Rank and file gardaí are set to demand the restoration of 22% of pay lost since the recession and the end to a two-tier system which saw new entrants to the force hit with even more swingeing cuts to wages and allowances.
It is expected that frontline gardaí will adopt a more militant stance on recouping the cuts when the Garda Representative Association’s (GRA) annual conference gets under way in Killarney tonight .
They will press for the end to discrimination against new entrants, who after October 1, 2013, came in on wages that were 10% lower than their colleagues. They were also denied a rent allowance worth more than €4,000 a year, which their colleagues retained.
Seasoned gardaí say it is inherently unfair that new colleagues have to endure the same everyday risks as they do but get a lot less recompense.
They will also demand that a special allowance be paid to gardaí working in cities because they are more expensive to live in and that these allowances be based on figures supplied by the Central Statistics Office (CSO).
The conference will also hear a call for the Minister for Justice and Garda Commissioner to address the “chronic lack” of armed 24-hour cover in some areas and and whether it is realistic to maintain a mainly unarmed police force in an era of increasingly violent crime and increased threat of international terrorism.
Commissioner Noirin O’Sullivan also will face calls to examine staffing levels in rural areas, which members say are not adequate.
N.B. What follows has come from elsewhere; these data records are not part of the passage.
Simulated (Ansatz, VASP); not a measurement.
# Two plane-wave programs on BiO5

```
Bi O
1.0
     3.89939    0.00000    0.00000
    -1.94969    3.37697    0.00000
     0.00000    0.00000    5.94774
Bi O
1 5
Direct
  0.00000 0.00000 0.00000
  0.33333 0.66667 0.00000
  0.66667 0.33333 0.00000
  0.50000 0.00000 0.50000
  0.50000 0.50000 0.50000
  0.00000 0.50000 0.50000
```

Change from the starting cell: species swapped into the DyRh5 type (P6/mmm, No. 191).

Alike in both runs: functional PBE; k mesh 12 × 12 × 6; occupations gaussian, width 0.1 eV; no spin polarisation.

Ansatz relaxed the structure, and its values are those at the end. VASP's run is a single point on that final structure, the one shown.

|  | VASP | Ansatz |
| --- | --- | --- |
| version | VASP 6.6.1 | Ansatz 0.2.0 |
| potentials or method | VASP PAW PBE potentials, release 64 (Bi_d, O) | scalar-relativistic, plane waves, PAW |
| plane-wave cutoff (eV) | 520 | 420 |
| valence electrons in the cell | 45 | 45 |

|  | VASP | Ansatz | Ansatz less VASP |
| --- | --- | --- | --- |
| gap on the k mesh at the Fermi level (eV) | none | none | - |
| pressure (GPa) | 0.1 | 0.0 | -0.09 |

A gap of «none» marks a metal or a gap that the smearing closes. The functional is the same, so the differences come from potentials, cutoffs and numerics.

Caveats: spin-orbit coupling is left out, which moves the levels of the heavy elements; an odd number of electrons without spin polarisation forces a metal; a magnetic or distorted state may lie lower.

In a number of cases gardaí have found themselves on their own responding to incidents which could put them at serious personal risk.
In light of the increasing number of violent attacks on gardaí, a motion is being put forward on this insisting that no member go to a call-out unaccompanied, and that garda management adhere to the Health and Safety at Work Act of 2006 and 2010.
The GRA is also concerned about lack of proper ongoing professional development training and wants it provided to all members of the force every 12 months.
They are also looking for all frontline police to get driver training and for the introduction of better overtime payments.
Delegates will also call on Ms O’Sullivan to carry out a risk assessment on the entire fleet of garda vehicles to see if they are fit for purpose.
The GRA’s fractious relationship in recent years with watchdog GSOC will also come up for debate at the two-day conference.
One motion seeks to have GRA bosses obtain all personal data on members held by GSOC and ascertain if retaining and storing such information is in breech of the Data Protection Act.
It is expected the GRA will also seek to make GSOC inform members under investigation of the progress of it on a bi-monthly basis and conclude each investigation in a timely manner.
Delegates are also expected to urge the Commissioner to immediately set up promotion competitions to fill vacancies which exist in some specialist sections of the force.
The level of GRA militancy will be gauged when frontline gardaí debate a motion that the association pursues ‘whatever action necessary’ should the government choose to discriminate or punish them for rejecting the terms of the Lansdowne Road Agreement.
The Association of Garda Sergeants and Inspectors (AGSI) annual conference warned they will risk breaking the law by considering strike action, seriously escalating their dispute.
The actions include AGSI members marching to the Dáil in uniform, picketing the offices of Government ministers and TDs, and possibly taking strike action.